Simple statistical analysis of a data set is the basis for what we call hypothesis testing. In this case we want to, say, test the hypothesis that the two datasets for setosa and versicolor are not the same, that they differ in some aspect. We will thus test the hypothesis that they are NOT different and try to see if we can disprove it using simple statistics. Before we go on with a simple statistics test, lets see if we can visually infer the result of our test. Suppose we want to test whether setosa and versicolor differ in the width of their sepals. We can directly visualize the distribution of their values with a boxplot() function call. Here’s an example
boxplot(myiris$Sepal.Width[set], myiris$Sepal.Width[vers], notch=T, col="lightblue", lwd=3, names=c("I. setosa", "I. versicolor"), main="Sepal Width")
boxplot() plots a summarized representation of the distribution of values for a vector, with the box extending for the middle 50% of the values and the “whiskers” extending up to the edges of the distribution. Simply by looking at the boxplot we can see that the distributions of the two species differ substantially. However, there is a more rigorous way to say so and this is by invoking a simple T-test statistic calculation. T-test is a statistical test that tests the hypothesis that the means of two distributions are equal. It can only be applied on normal distributions but for our purposes we can assume that this holds. We can call the t.test() function like this:
t.test(myiris$Sepal.Width[set], myiris$Sepal.Width[vers], paired=T)

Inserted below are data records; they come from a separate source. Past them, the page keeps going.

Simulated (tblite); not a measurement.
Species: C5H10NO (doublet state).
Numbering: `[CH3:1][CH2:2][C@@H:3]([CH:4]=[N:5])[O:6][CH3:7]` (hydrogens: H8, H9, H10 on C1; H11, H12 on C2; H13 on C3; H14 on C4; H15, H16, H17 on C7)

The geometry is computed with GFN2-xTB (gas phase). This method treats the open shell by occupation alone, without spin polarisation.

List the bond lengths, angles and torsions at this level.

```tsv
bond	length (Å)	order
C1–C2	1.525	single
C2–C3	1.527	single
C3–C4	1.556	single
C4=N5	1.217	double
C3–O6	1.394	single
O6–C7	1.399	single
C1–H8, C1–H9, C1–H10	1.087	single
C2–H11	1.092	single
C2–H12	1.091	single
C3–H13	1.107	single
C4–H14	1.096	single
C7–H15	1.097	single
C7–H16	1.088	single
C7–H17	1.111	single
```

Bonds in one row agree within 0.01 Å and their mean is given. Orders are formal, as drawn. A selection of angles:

## ## Paired t-test ## ## data: myiris$Sepal.Width[set] and myiris$Sepal.Width[vers] ## t = 8.8506, df = 49, p-value = 9.857e-12 ## alternative hypothesis: true difference in means is not equal to 0 ## 95 percent confidence interval: ## 0.508597 0.807403 ## sample estimates: ## mean of the differences ## 0.658
out of the values it returns we are mostly interested in the one called p-value. The p-value corresponds to the probability that our initial hypothesis holds. In this case a very small p-value means that we can reject our initial hypothesis (the means of the two distributions are equal) and therefore we can say that their is a “statistically significant difference” between the two sets.
Now you can try the same sort of analysis for a comparison of two other species:
boxplot(myiris$Sepal.Width[virg], myiris$Sepal.Width[vers], notch=T, col="lightblue", lwd=3, names=c("I. virginica", "I. versicolor"), main="Sepal Width");
Try to see if there are differences in the t.tests that may be reflected in the boxplot.